This is perhaps what I most admired about him. His no-nonsense way of living photography. His total disinterest in the mundane dynamics of fame and status. The profound sense of purpose with which he did things. It was all about the work for him, not about his own persona. Even as the prizes, solo exhibitions and retrospectives in prestigious museums began raining in, from the Moma in 1998, to the Centre Pompidou in 2018— he remained the same.
He invariably wore the same outfit, whether for a vernissage or a photo shoot. His wardrobe, it seemed, consisted entirely of plain T-shirts in monotone colours and ‘outdoors’ type of trousers. I never saw him without his photo vest and its many pockets.
Perhaps this sober way of being is a generational thing, him having been born in 1930 from jewish parents who had fled Lithuania as children. Or perhaps it had more to do with the fact that international fame came rather late in his career. By the time world-wide recognition started picking up in the 1990s, Goldblatt had already been photographing for nearly forty years and had long been acclaimed in his own country.

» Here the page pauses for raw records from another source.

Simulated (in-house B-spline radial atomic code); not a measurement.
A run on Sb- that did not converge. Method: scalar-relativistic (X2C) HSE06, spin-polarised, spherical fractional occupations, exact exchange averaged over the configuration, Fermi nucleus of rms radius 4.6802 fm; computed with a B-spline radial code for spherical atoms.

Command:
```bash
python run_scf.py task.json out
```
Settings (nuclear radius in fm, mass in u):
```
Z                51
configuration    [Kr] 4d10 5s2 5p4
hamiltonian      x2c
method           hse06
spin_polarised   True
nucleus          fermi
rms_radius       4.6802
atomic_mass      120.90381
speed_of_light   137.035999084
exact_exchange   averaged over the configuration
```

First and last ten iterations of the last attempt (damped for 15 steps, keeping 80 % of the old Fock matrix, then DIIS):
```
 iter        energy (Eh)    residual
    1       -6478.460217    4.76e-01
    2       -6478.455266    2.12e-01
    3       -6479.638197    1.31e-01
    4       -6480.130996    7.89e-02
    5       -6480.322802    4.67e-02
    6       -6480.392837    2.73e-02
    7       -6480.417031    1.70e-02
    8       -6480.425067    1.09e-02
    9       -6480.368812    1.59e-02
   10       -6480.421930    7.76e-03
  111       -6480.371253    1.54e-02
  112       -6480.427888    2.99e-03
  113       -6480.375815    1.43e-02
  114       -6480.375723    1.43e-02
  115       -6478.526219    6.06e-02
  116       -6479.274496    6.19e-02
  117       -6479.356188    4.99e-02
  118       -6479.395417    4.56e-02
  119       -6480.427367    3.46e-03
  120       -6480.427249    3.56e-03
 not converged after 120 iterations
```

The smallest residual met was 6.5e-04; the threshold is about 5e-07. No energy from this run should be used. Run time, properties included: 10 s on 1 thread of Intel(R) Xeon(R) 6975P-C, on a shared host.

Before the glitz and the sparkles, Goldblatt’s steady dedication to photography came alongside many unglamorous obligations — that of running his father’s tailor shop after his father got ill, and then later when he became a full-time professional photographer, the task of supporting his family at a time where photographers were rarely included in the art world. His income relied on commissions from various companies, including the Anglo-American mining company.
Not a ‘joiner’
The London office of the ANC gave him grief for this, calling to boycott his exhibition that was touring in Britain in 1985. Goldblatt was probably too hard for the ANC to place. While he clearly had left-leaning sympathies and embraced liberal values, he never called himself a ‘joiner’. He refused to let his photographs be used for any propaganda purposes or be affiliated to any political party.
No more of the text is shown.